An Alcock-Paczynski Test on Reionization Bubbles for Cosmology

TL;DR

This paper introduces an Alcock-Paczynski test using HII bubbles during reionization to constrain cosmology, leveraging neural networks and upcoming 21-cm observations to achieve high-precision measurements of the universe's expansion rate at high redshifts.

Contribution

It proposes a novel AP test method on reionization bubbles using neural networks and watershed algorithms, enabling precise cosmological constraints from 21-cm data.

Findings

SKA-like experiments can constrain $D_A H$ at reionization with ~2% precision.

Neural networks effectively reconstruct neutral-fraction maps from noisy 21-cm signals.

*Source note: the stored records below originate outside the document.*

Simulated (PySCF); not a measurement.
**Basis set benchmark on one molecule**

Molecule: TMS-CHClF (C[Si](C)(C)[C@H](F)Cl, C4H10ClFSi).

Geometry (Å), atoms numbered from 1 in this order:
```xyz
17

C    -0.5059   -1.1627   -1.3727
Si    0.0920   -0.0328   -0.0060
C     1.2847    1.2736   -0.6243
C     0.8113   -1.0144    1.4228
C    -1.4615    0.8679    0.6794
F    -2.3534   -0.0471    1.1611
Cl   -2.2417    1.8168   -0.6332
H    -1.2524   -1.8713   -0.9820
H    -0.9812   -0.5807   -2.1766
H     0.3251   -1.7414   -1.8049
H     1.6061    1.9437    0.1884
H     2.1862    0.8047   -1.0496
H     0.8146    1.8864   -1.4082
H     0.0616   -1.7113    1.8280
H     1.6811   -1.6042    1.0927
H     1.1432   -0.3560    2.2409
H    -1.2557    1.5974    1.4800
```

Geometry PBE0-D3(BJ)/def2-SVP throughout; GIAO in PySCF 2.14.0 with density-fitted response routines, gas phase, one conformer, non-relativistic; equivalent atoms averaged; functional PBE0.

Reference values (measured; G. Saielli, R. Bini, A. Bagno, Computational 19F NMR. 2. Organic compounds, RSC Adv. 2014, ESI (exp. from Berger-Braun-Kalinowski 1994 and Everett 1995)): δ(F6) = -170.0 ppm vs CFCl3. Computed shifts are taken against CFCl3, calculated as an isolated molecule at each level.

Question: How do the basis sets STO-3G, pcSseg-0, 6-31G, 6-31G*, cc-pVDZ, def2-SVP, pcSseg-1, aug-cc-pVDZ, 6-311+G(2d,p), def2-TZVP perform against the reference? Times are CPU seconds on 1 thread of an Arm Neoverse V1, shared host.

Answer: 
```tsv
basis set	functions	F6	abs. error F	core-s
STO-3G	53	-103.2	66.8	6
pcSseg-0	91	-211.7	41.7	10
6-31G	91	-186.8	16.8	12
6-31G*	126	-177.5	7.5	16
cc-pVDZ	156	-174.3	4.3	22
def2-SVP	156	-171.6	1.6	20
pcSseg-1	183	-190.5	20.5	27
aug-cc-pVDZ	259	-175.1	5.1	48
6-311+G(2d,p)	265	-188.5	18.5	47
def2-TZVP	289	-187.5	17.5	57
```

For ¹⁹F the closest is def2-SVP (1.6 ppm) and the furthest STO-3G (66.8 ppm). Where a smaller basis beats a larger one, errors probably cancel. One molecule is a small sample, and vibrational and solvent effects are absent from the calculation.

The method is robust against astrophysical and cosmological uncertainties.

Abstract

In this paper, we propose an Alcock-Paczy\'nski (AP) test to constrain cosmology using HII bubbles during the Epoch of Reionization. Similarly to cosmic voids, a stack of HII bubbles is spherically symmetric because ionizing fronts propagate isotropically on average (even if individual bubbles may not be spherical), making them standard spheres to be used in an AP test. Upcoming 21-cm observations, from the Square Kilometer Array (SKA) for instance, will contain tomographic information about HII regions during reionization. However, extracting the bubbles from this signal is made difficult because of instrumental noise and foreground systematics. Here, we use a neural network to reconstruct neutral-fraction boxes from the noisy 21-cm signal, from which we extract bubbles using a watershed algorithm. We then run the purely geometrical AP test on these stacks, showing that a SKA-like experiment will be able to constrain the product of the angular-diameter distance $D_{\text{A}}$ and Hubble parameter $H$ at reionization redshifts with $\sim 2\%$ precision, robustly to astrophysical and cosmological uncertainties within the models tested here. This AP test, whether performed on 21-cm observations or other large surveys of ionized bubbles, will allow us to fill the knowledge gap about the expansion rate of our Universe at reionization redshifts.